The Department of Education is set to pull the plug on $27 million worth of foreign language education grants, as the Foreign Language Assistance Program (FLAP), which awarded grants in three- or five-year increments, is scrapped.
"What this cut does is pull the rug out from these programs," said Martha Abbott, executive director of the American Council on the Teaching of Foreign Languages (ACTFA).
"Some of them are in the middle of being funded; I think it'll be interesting to see how the communities react to this."
The grants were split by a mix of 55 charter schools, school districts, and states, but now FLAP's absence might affect more than the schools that were being funded, writes Jason Koebler at US News.
The money helped schools develop new foreign language classes that could then be emulated in other schools if found successful in their pilot run. But that's coming to an end now — as are many other foreign language programs, mainly in elementary schools, as they're cut by state legislatures.

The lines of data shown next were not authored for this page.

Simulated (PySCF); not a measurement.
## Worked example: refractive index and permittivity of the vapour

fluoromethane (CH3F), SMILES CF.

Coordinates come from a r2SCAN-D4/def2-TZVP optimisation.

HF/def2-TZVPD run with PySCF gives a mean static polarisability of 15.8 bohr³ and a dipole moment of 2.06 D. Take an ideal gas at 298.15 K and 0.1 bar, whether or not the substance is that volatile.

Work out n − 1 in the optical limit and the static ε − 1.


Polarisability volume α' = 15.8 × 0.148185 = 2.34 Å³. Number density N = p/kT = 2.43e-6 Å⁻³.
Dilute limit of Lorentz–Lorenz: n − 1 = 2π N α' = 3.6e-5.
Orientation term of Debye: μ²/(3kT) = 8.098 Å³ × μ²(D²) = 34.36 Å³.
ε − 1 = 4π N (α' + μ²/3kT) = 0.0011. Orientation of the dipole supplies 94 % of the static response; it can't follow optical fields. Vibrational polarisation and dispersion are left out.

"They've usually been added on, so it's easy to cut," says Abbott.
However, this comes as a growth in Mandarin Chinese and Japanese classes is being seen in American schools. A recent report by ACTFA shows that the number of K-12 students taking Chinese classes tripled between the 2004-2005 school year and 2007-2008, while the number of students taking Japanese increased 17 percent, writes Koebler.
The government has funded several programs in languages like Arabic, Chinese, and Urdu in the name of globalization and national security. Some new Chinese programs are even paid for by the Chinese government to encourage American/Chinese relations.
"When a country's economy is strong, the government is often willing to support extending the learning of that language," Abbott says.
The idea that language-studying students see academic benefits beyond the remit of the language their studying is backed by several reports. The average SAT scores in both the verbal and math sections increased significantly in language-studying students.
Students who took four years of a foreign language scored more than 100 points higher on each section than students who took half a year or less, writes Koebler.
However, Abbott is keen to express that there is more to studying a foreign language than their academic benefits.
"Students who study a foreign language have an openness and acceptance to people who speak other languages and come from other cultures.
"We need to be growing students who can interact around the world. If we continue to grow a citizenry that is uncomfortable interacting and can't get out there on the global stage, then we're going to find ourselves in significant trouble in the world economy and the future."